Mon, Jun 25, 2007 - Page 6 News List

Edinburgh reviews Lockerbie airline bomber's conviction

AFP , LONDON

A commission reviewing the conviction of a Libyan jailed after an airliner was bombed over Scotland in 1988, killing 270 people, is considering claims that police "reverse-engineered" evidence of his guilt, the Sunday Times reported.

Abdelbaset Ali Mohmed al-Megrahi, now 55, was convicted of blowing up US Pan Am Flight 103 on Dec. 21, 1988, over the town of Lockerbie, Scotland.

The Libyan agent was sentenced to jail for 27 years at a special court in the Netherlands in 2001.

The Scottish Criminal Cases Review Commission, which investigates potential miscarriages of justice, will publish a report on a three-year probe into his case on Thursday.

Quoting unnamed sources close to al-Megrahi's defense team, the paper said the commission was looking at a file claiming that evidence gathered at the scene was lost or destroyed before false evidence was presented to incriminate him.

The file claims the police probe into al-Megrahi had been "reverse-engineered" with evidence provided to match the allegation that he was guilty, the Sunday Times said.

The report is also likely to include claims by al-Megrahi's lawyers that statements by a man who sold clothes that were later found wrapped around the bomb were withheld by prosecutors, it added.

These statements are believed to implicate a figure who is linked to the Iranian-backed group Popular Front for the Liberation of Palestine-General Command, the paper said.

The UK resumed diplomatic ties with Libya in 1999 after Libyan leader Muammar Qadhafi agreed to hand over al-Megrahi and another suspect, also a former intelligence officer, who was later cleared.

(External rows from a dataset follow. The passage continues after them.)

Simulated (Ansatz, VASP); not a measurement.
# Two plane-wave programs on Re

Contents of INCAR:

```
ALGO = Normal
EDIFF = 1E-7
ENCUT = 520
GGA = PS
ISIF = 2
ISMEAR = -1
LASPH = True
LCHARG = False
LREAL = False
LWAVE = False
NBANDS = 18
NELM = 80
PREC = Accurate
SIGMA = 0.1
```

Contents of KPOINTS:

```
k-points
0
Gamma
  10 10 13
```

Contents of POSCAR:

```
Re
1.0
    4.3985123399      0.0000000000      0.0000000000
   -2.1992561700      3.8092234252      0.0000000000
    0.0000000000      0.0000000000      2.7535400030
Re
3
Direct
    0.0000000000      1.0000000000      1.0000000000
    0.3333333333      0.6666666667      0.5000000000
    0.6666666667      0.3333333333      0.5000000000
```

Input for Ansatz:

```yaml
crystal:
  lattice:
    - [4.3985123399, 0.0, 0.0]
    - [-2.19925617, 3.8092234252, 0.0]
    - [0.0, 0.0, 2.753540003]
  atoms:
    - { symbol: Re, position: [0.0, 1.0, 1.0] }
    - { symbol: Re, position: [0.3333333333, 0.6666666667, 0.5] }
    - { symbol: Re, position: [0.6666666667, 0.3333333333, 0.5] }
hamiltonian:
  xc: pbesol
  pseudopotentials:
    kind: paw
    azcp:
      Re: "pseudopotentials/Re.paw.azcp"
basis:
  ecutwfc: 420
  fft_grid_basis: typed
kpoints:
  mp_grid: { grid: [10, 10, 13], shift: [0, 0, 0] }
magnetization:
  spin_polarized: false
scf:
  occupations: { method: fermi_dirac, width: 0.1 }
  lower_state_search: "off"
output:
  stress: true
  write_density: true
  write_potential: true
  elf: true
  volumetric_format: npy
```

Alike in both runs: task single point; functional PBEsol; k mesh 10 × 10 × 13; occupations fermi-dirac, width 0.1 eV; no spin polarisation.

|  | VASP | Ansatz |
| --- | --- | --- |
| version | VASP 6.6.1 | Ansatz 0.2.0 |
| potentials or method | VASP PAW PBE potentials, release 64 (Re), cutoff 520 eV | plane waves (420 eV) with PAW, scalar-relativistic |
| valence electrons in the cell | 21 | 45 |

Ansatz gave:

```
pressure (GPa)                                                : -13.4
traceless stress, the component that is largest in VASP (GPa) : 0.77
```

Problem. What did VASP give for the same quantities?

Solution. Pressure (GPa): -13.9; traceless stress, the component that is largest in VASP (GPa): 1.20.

The commission has conducted a lengthy review into al-Megrahi's conviction.

It also has the option to either refuse his application or refer it to the Court of Appeal in Edinburgh, where it will be looked at again.

The commission's report runs to a total of 800 pages, but will not be made available to the public. A summary will, however, be published on the commission's Web site.